Fitz lost us yardage on this play, and could have had a decent gain.

The Squid

September 24th, 2013 at 6:04 PM ^

Totally not seeing that. Kerridge is 1 on 2 against the end and the backer. Whoever he doesn't block is there for the tackle no matter where Fitz goes.

Watching this play live, I thought it was a misread by Gardner all the way, and I don't see anything in the clips above that says otherwise. He pulls, Kerridge blocks one guy, Fitz blocks the other and Gardner probably gets the edge if Funchess manages to occupy his guy for more than a second.

Hugh White

September 24th, 2013 at 6:12 PM ^

I think a part of the problem with this play is that Gardner's execution of the "meshpoint" is too quick.  His first step backwards needs to be deeper so that he can immediately put the ball in Fitz' gut, allowing him more time to ride through the meshpoint, and consequently giving him more time to read the end.  If he had done so, he would have seen Kerridge running into the option man on his way toward the LB -- a clear sign that the option man had let himself get too far inside, and a sure cue to pull. 
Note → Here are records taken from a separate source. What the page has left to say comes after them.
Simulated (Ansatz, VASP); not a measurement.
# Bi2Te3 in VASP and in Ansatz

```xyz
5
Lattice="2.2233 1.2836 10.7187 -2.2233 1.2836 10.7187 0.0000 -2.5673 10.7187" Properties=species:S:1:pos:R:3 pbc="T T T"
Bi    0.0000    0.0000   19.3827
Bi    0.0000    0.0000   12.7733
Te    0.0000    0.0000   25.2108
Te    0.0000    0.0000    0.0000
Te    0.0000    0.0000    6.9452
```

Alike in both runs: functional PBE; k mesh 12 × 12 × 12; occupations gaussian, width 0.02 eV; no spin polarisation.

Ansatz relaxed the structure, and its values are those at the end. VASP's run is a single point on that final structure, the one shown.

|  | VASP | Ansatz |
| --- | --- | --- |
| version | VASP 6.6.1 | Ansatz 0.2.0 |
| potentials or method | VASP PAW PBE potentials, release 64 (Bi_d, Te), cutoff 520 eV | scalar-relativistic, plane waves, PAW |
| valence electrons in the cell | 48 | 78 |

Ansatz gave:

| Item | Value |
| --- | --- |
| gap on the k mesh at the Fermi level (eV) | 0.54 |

As the play actually unfolded, there is virtually no "mesh" at all.  It looks, well, like a handoff.     

Indiana Blue

September 25th, 2013 at 9:49 AM ^

There is clearly a hole up the gut and to the right and is very well blocked.  It is also a hole that Fitz would NEVER see.  Geez - we really need to play Green and others.   RB's have instinct  -  and Fitz's is is to stutter and run outside.

Go Blue!

PGB

September 24th, 2013 at 5:45 PM ^

The LB who was coming to fill that gap took his foot off the gas before FT started his little stutter step. FT could have easily powered it up the gap and gotten a couple of yards...or a return to the LOS at a minimum. Pick a direction and hit it!

Probably easier said than done in the heat of the moment.

MDave

September 24th, 2013 at 5:17 PM ^

And Toussaint missed a large hole in the middle of the line with a small cut to the right.  Could have made a 2 yard loss into a 6+ yard gain, likely more.

petered0518

September 24th, 2013 at 5:42 PM ^

Look at the way lewan and glasgow are blocking the dlineman and the linebacker funchess is going after.  Touissant is following the direction the play is supposed to go I think.  



yes, maybe he could have gotten better yardage by improvising, but then on other plays he kills it by not following his blocking.  I personally prefer for him to follow his blocking and get that sorted out rather than have fitz looking to bounce every single carry.

Ron Utah

September 24th, 2013 at 5:59 PM ^

I don't think so.  This is an option play, so it could go in two different directions.  Look at Fitz's first step (right after the snap, before he gets the ball), DG's body position, and where DG runs after the give.

This play is designed, IMO, for DG to go outside and Fitz to go inside.  Fitz bounces and loses yards instead of going up the gut.

TIMMMAAY

September 24th, 2013 at 7:35 PM ^

It's not an option to just run wherever. The blocking is for the edge, the end is being optioned. Once the end is dealt with (correctly), if everyone did their job it's open running. Unless a safety comes up hard, or a LB scrapes down. 

Now, Fitz very well could have gotten positive yardage on this one if he did a lightning quick cut to the right, but I understand why he didn't. It does look like he considered it.